Evernote is a free note-taking application that can be used via the Web or using a client for computer or mobile devices. You can use it to type notes, capture audio notes, and upload documents to your account; the company allows other software developers to work with it and as a result has many other software packages that will sync notes and documents with Evernote.
Evernote offers premium and business accounts which offer additional features, including the ability to save larger files and create presentations within Evernote.
Need some suggestions on how to organize your Evernote to improve your productivity? This article by Michael Hyatt shows you how to tag things more efficiently.
As part of the Office suite of tools, OneNote has a native Windows client, but also allows you to work online via a Live.com/Outlook.com account. If you have an iPad, iPhone, iPod touch, or Android device, there's also a free app that syncs with Microsoft's servers, allowing you access to your OneNote notebooks.
The Cornell note-taking method has been around for quite some time, first published in Walter Pauk's book How to Study in College, yet many people still swear by it. Gina Trapani wrote a nice introduction to it on Lifehacker.com. You can design and print your own custom note-taking paper if you want, or go with the original version.
One of the first bookmarking services to allow people to share links with one another, Delicious lets you save your bookmarks and subscribe to other users' streams when you find people with similar interests.

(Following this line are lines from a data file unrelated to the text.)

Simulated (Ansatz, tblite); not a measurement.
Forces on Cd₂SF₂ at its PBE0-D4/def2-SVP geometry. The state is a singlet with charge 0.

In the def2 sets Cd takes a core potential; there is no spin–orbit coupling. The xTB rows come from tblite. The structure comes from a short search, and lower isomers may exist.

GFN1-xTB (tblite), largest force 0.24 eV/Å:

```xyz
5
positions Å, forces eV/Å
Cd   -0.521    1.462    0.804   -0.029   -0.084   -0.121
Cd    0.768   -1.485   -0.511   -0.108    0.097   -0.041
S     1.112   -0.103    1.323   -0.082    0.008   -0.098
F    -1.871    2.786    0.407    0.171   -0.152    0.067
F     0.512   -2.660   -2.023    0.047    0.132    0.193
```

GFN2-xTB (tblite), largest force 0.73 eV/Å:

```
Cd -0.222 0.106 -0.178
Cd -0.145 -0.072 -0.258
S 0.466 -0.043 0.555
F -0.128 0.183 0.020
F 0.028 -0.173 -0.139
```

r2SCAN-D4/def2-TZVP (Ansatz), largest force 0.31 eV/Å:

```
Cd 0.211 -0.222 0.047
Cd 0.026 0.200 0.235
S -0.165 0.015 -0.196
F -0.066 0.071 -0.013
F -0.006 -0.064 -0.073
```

Save links for later reading with Instapaper, one of the most popular and well-known link-saver apps. Add the bookmarklet to your browser for quick storage, and access your articles while you're on the go.
Formerly Read It Later, Pocket is an app for iOS (Apple devices) or Android that lets you save articles to be read later. You can save material directly from your computer's Web browser, by e-mail, or via one of many mobile applications. The service and app are free.